Ottoman crisis in the Age of Revolutions

Ottoman crisis in the Age of Revolutions

William Armstrong - william.armstrong@hdn.com.tr
Ottoman crisis in the Age of Revolutions ‘Partners of the Empire: The Crisis of the Ottoman Order in the Age of Revolutions’ by Ali Yaycıoğlu (Stanford University Press, 347 pages, $65)

 
In his seminal works on the French Revolution and the Ottoman Empire, the historian Bernard Lewis argued that ideas from revolutionary France impinged on the empire but collided with civilizational walls that divided Islam from the West. “Partners of the Empire: The Crisis of the Ottoman Order in the Age of Revolutions” by Stanford University historian Ali Yaycıoğlu takes a more nuanced approach. Rethinking the Ottoman experience within the global context of the revolutionary age, Yaycıoğlu suggests that the empire at the time was also the site of reform, reorganization and negotiation among key players in Istanbul and the provinces.

Ottoman crisis in the Age of Revolutions It was certainly an era of extraordinary turbulence. From summer 1806 to winter 1808, three governments fell as a result of popular riots or coups; two sultans were dethroned and strangled, five grand viziers were deposed, beheaded or poisoned; several lower ministers were dismembered by the populace; and thousands of others lost their lives. This followed decades of cultural, intellectual, and scientific vitality that Yaycıoğlu describes as a tentative “Ottoman Enlightenment” through the 18th century. 

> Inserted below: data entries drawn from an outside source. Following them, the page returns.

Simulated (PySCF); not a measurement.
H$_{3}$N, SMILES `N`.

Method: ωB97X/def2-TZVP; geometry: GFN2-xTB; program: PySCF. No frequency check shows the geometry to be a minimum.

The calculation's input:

The fiscal and administrative organization of the Ottoman landscape had always been a dizzying kaleidoscope. Actual imperial control over many areas nominally under Ottoman authority was weak at best. Different regions had vastly different administrative arrangements. The Ottoman state constantly negotiated and built horizontal ties with regional powerholders. Some regional actors entirely bypassed the central administration, while others rebelled to secure a better negotiating position.

By the end of the 18th century, the authority of the sultan in Istanbul had become almost non-existent outside Istanbul. Institutional reorganization was needed after decades of imperial decline and steadily mounting military and fiscal crises. The reform-minded Sultan Selim III came to the throne in 1789, and soon his supporters and leaders of other reformist factions captured key bureaucratic and military positions. At first there was hardly any consensus on how to carry out necessary changes. But before long members of the new elite came up with the “New Order” - a military, fiscal, and social agenda, adapting technological and scientific changes from the West to reinvigorate the ailing empire.

This program challenged the vested rights, socioeconomic benefits, and conventions of key sections of Ottoman society. Most importantly, the elite janissary units, numbering tens of thousands, were set fiercely against the New Order. Described by Yaycıoğlu as a “colossal socio-military group,” the janissaries found common cause with many provincial notables and regional magnates who stood to lose from the New Order. The janissaries were profoundly integrated into urban society in Istanbul and were able to mobilize popular opposition. In 1807, the New Order was brought down by that opposition and Selim III was overthrown. There was a counter coup in the summer of 1808, when a group of New Orderists took back power with support from several Balkan notables, together suppressing janissary oligarchs in Istanbul and reinstating the New Order. But in November 1808 another janissary-led popular rebellion ended this restoration.

Amid all this toing and froing, a Deed of Alliance was produced that aimed to end the crisis by bringing together the various interests in the provinces and the center. In September 1808, for the first time, regional strongmen and prominent families from different parts of the empire acted collectively and a new alliance was forged between provincial and imperial elites. The Deed of Alliance aimed to end the Ottoman political crisis through a general accord across the empire.

The Deed was collective and overarching, but it was basically an elite agreement with an oligarchic character. It also did not produce an electoral or representative system. But despite its limitations, the Deed still “had much in common with contemporary political documents in various countries that experienced different forms of constitutional and republican order,” he argues. It had limiting and participatory elements, constituting the political order as a common enterprise, assuring mutual obligations, sureties, and liabilities. 

Still, the Deed of Alliance was short-lived and its implications were not ratified by successor grand viziers. There is still debate among historians about its long-term significance, but the process around its formation is certainly important. The Enlightenment political philosopher de Montesquieu shaped the image of the Ottoman Empire for generations by characterizing it as an oriental despotism, where all power was in the hands of the sultan. Austrian diplomat Franz Freiherr von Ottenfels, however, said the Ottoman regime was more like a republic, where provincial notables had a negotiating weight and where public opinion mattered, with the janissaries as its partisans. Yaycıoğlu’s close examination of these tumultuous years shows that von Ottenfels was closer to the mark. “Partners of the Empire” is also a good reminder that coups, counter-coups, purges, and bitter intrigue have a long history. There is little new in today’s Turkey.